Brendan Rodgers rates Valencia as fourth biggest club in Spain
Brendan Rodgers accepts that his side could hardly have been handed a more difficult opponent in the Europa League last-32 stage than a club that have twice been semi-finalists in the competition since 2012. If any more evidence of that fact was required, it was supplied by Valencia taking a two-goal lead at the Nou Camp only last weekend, before a Lionel Messi double allowed Barcelona to scrape a draw.
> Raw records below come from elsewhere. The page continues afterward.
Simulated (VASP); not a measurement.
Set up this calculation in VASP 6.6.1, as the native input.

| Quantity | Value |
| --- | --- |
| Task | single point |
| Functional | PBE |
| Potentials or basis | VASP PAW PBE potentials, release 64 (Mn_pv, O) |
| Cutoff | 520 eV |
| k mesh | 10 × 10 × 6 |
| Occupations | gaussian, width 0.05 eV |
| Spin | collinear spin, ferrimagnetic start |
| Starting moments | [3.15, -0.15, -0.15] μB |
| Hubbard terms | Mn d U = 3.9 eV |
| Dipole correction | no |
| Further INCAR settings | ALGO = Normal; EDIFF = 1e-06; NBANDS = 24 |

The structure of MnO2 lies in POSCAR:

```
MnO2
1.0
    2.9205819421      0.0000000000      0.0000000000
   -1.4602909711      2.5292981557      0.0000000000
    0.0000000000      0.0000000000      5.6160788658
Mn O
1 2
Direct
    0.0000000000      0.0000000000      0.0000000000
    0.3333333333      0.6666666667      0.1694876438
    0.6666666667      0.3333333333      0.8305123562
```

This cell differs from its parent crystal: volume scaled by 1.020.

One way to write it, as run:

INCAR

A tied scoreline is the favourite result of Marcelino’s side, who produced one in drawing 2-2 with Real Betis in the Copa del Rey in midweek. And if you want to spin that Celtic could have an outside chance of causing an upset against the Mestalla side, it could be highlighted that Valencia have won only six of their 22 games in La Liga this season. Conversely, if you want to talk down those prospects, with only four defeats it could be pointed out that only Barcelona and Atletico Madrid, occupying first and third places, have lost fewer. For further comparison, Real Madrid, in second and six places above a Valencia that have tip-toed their way up the table following torturous early-season struggles, have suffered six defeats.
Rodgers believes that is the company Valencia must be bracketed with – the Mestalla side returning to the Champions League group stage for the first time in three years this season courtesy of a fourth-place finish in La Liga last year.
“They’re the fourth biggest club in Spain behind Barcelona, Real Madrid and Atletico Madrid,” the Celtic manager said. “They may have had troubles in recent years but look at their results this season. And though a lot have been draws, they’ve performed well. Look at that result against Barcelona. It’s a top side with great history. We know the challenge we have. But we’ll look forward to the first leg on Thursday and with the atmosphere we’ll hope to get a good start.”
Coach Marcelino has been considered a restorative figure at the club. He has certainly been an unusual one in holding on to his post for the past 19 months. Not since a young Unai Emery burnished his team-building reputation with a four-year stint there from 2008 has any coach enjoyed such longevity. There have been ten of them in seven years.
Near bankruptcy – owing to debts of €400 million – and constant turmoil on and off the field followed Emery’s departure from what can be considered a grandee Spanish club courtesy of their six league titles, seven domestic cup successes and four European trophies in the form of a Uefa Cup, a Cup-Winners’ Cup and two Fairs Cup triumphs.
Champions League finalists twice in succession at the turn of the millennium, their fourth-place finish in La Liga last season was considered the club being returned to something like the heavyweight achievers of old. They may be some way off that status, but their performances against Manchester United in the Champions League group stage over the autumn showed their capabilities, with a scoreless draw at Old Trafford being followed by a 2-1 home victory in the Mestalla. That wasn’t enough to prevent them losing out to United, and Juventus, in their bid to progress to the knock-out stages of the blue riband tournament. Not since 2012-13 have they appeared at that stage – in common with Celtic, of course.
Ultimately, Rodgers’ men are long-odds to upset a team from one of the big five leagues again, after doing so by edging out RB Leipzig in Celtic’s Europa League group campaign.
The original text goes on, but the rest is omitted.